Tann currently manages the program. He also trained a group of inmates to facilitate classes for others.
Building Resilience is modeled after a program called Beyond Violence, a similar program targeted at women incarcerated in jails and prisons throughout the United States.
Tann said the Resilience program has had a positive impact on the population in more than one way. Since its creation, serious rule violations have dropped by 20 percent and major violations such as assaults by 10 percent, he said.
Tann also said it improves the prison environment, making it safer for inmates and correctional staff.
According to Lt. Edward Sanchez, more inmates are enrolling in programs like Building Resilience due to the passage of Proposition 57, which incentivizes such programs for inmates working toward an earlier release date.
In a graduation speech for Building Resilience, prisoner Tyrell Tatum said, “I know it’s difficult to talk about the trauma we’ve been into. It helped me a lot to identify my triggers. I was kind of skeptical, but as I got involved, I could see it beginning to touch me and (it was) helping me learn.”
Mike Clark, another inmate who has been incarcerated for 35 years, called it “the best thing I’ve participated in.”
At the beginning, Tann was uncertain how the program would work, and Clark was very doubtful it would work at Corcoran.

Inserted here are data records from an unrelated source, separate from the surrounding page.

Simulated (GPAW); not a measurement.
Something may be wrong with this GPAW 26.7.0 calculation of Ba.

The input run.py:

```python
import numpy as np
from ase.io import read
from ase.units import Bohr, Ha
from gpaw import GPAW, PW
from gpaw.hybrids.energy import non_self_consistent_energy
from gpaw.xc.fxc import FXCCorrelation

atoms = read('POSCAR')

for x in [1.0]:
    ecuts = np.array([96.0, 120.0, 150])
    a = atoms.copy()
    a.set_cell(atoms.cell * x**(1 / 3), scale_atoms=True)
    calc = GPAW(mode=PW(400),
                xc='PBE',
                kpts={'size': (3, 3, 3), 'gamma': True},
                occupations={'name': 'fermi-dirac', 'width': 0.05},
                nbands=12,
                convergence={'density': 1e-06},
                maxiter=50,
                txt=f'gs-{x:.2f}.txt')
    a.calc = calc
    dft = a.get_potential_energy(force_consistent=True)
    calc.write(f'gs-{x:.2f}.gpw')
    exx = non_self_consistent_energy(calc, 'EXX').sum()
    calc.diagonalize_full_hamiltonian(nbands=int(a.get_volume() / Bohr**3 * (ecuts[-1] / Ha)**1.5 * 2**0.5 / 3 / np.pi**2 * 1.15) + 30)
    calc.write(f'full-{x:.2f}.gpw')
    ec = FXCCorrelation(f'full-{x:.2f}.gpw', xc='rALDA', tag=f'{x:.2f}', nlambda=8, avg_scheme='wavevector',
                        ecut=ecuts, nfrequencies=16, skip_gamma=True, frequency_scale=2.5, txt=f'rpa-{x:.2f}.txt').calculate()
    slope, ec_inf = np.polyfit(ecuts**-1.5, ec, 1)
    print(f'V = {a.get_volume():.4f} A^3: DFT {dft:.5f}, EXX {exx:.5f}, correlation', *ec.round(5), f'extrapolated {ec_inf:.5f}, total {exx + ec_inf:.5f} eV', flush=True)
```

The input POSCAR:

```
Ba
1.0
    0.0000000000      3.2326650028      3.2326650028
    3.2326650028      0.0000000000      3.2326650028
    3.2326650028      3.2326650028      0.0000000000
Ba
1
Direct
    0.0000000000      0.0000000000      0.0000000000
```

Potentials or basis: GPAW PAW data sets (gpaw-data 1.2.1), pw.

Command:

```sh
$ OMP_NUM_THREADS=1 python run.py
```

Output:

“We’ve seen programs here come and go, and I didn’t have high hopes for it, but it’s working,” Tann said. “I hear from staff that they see the difference in the amount of problems they’re having. We looked it up, and it’s right there. We have the proof. Incidents are down.”
Acting Warden Michael Sexton commented, “It’s a neat program. Numbers just don’t tell the entire story. We see changes (the inmates) make in their lives. We’re happy the program is here.”
Graduates had their pictures taken in their caps and gowns, so that they could send them to their families.
“It’s not the end,” Tatum said. “It’s just the start of something new.”